Few habitat survey, classification or assessment methodologies have been developed specifically for urban or heavily engineered rivers, although there are some notable exceptions. This lack of urban-focused methodologies is unfortunate because more general river surveys are often of inappropriate style and resolution to discriminate between reaches of urban river, tending instead to group them into a single homogenous category of ‘bad’ or ‘poor’ habitat quality. As a result, urban rivers have become undervalued. However, the EC Water Framework Directive defines a category of ‘modified water body’ that includes urban rivers and requires that reference conditions should be developed to support river restoration aims. This has produced a major opportunity for research to focus on survey, classification and decision support systems to aid in the assessment, management and rehabilitation of urban rivers.

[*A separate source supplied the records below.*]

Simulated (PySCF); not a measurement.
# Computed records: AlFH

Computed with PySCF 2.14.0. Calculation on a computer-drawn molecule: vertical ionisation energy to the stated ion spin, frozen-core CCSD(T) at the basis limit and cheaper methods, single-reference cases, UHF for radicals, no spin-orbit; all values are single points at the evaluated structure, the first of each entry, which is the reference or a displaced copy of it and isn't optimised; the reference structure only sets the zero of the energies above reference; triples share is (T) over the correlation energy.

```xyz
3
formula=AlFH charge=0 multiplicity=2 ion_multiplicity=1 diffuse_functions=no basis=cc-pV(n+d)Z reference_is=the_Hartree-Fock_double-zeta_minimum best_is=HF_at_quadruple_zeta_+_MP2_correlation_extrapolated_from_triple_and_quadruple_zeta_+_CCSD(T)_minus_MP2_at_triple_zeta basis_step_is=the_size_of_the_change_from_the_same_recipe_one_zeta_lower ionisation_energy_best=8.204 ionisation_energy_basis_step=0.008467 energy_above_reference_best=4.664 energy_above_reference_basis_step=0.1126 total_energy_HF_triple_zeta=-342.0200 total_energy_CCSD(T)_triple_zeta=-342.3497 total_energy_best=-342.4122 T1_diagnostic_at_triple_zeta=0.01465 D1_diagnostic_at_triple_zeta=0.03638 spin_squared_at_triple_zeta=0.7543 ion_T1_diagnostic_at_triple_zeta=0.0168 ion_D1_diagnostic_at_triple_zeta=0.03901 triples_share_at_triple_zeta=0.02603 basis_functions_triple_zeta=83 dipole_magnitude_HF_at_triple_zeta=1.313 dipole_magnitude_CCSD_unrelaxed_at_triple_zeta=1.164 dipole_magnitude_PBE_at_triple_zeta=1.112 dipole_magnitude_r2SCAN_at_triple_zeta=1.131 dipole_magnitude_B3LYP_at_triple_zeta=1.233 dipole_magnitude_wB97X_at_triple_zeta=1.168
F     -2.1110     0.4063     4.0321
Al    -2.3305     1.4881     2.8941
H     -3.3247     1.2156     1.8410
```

An urban river survey (URS) has been proposed by some of the present authors, which is a modification of the Environment Agency’s river habitat survey (RHS). Semiquantitative indices and classifications based upon URS data have also been developed. Here we present a refinement of the previously reported classifications and we develop a simple decision and scenario modelling system for the initial exploration of urban river habitat and rehabilitation potential that is particularly appropriate for application to entire urban catchments within a Geographic Information System. Therefore, the aim of this paper is to describe a suite of methods that are specifically designed to classify urban river stretches according to their habitat characteristics using URS data and to support identification of those river stretches that might be candidates for rehabilitation. The methods combine to form a decision support system that can be applied at the catchment scale to identify and prioritise river stretches for rehabilitation through a change in their engineering/management and to carry out preliminary scenario modelling of the potential impact of adopting such management changes.
It is important to stress that the system is concerned entirely with the quality, diversity and complexity of physical habitat within and between urban river stretches. It does not have a specific target ecology, but aims at an increase in habitat quality, diversity and complexity with the assumption that this will provide a context for a more diverse ecology. Furthermore, because the focus is entirely upon physical habitat, the outputs from the system need to be compared with information concerning potential constraints on (i) the actual ecological success of physical habitat change (e.g. constraints attributable to water and sediment quality) or (ii) the feasibility of any proposed changes (e.g. flood defence and land use limitations).
The methods described in this paper were all developed using information gathered within the upper River Tame catchment, West Midlands, UK. Previous work on the URS and on the development of urban river classifications was based on two surveys of approximately fifty 500 m stretches of river, but the refined classifications and decision support system presented here are based on analysis of a much larger data set comprising URS surveys of one hundred and six 500 m stretches that was undertaken in 2003 as part of an EU Life Demonstration Project entitled ‘The Sustainable Management of Urban Rivers and their Floodplains’ (SMURF). While full details of the URS and the indices derived from it can be obtained from previously published work, a brief summary is presented here as a context for the revised classifications and decision support system that have been developed within the SMURF project.
The Tame river network was subdivided into stretches of river of a single ‘engineering type’ or particular combination of (i) cross-sectional profile (seminatural, restored, cleaned, enlarged, two-stage, resectioned), (ii) planform pattern (seminatural, straight, artificially meandered/sinuous, recovered) and (iii) level of reinforcement (none, bed only, one bank, bed and one bank, both banks, full). URS surveys were applied to 500 m stretches of a single engineering type.
Because of similarities between the URS and RHS, details of the URS survey are not presented here. However, it is important to note that the URS gathers a large amount of information that is a significant resource for exploring characteristics of particular urban river stretches. This paper focuses on classifications of urban river stretches and how these can be used to underpin a simple decision support system that forms a first level in assessing the degree to which stretches may benefit from modified management.
The classifications are developed from synthetic indices of URS observations. The indices each describe well-defined components of the urban river environment: their materials, physical habitat and vegetation properties. Each of the indices combines several, often categorical, observations into a single, integrative, semiquantitative index. Each of the indices was selected because it described an important habitat attribute. Each index covers a similar numerical range and represents a gradient in magnitude or intensity of the attribute that it describes.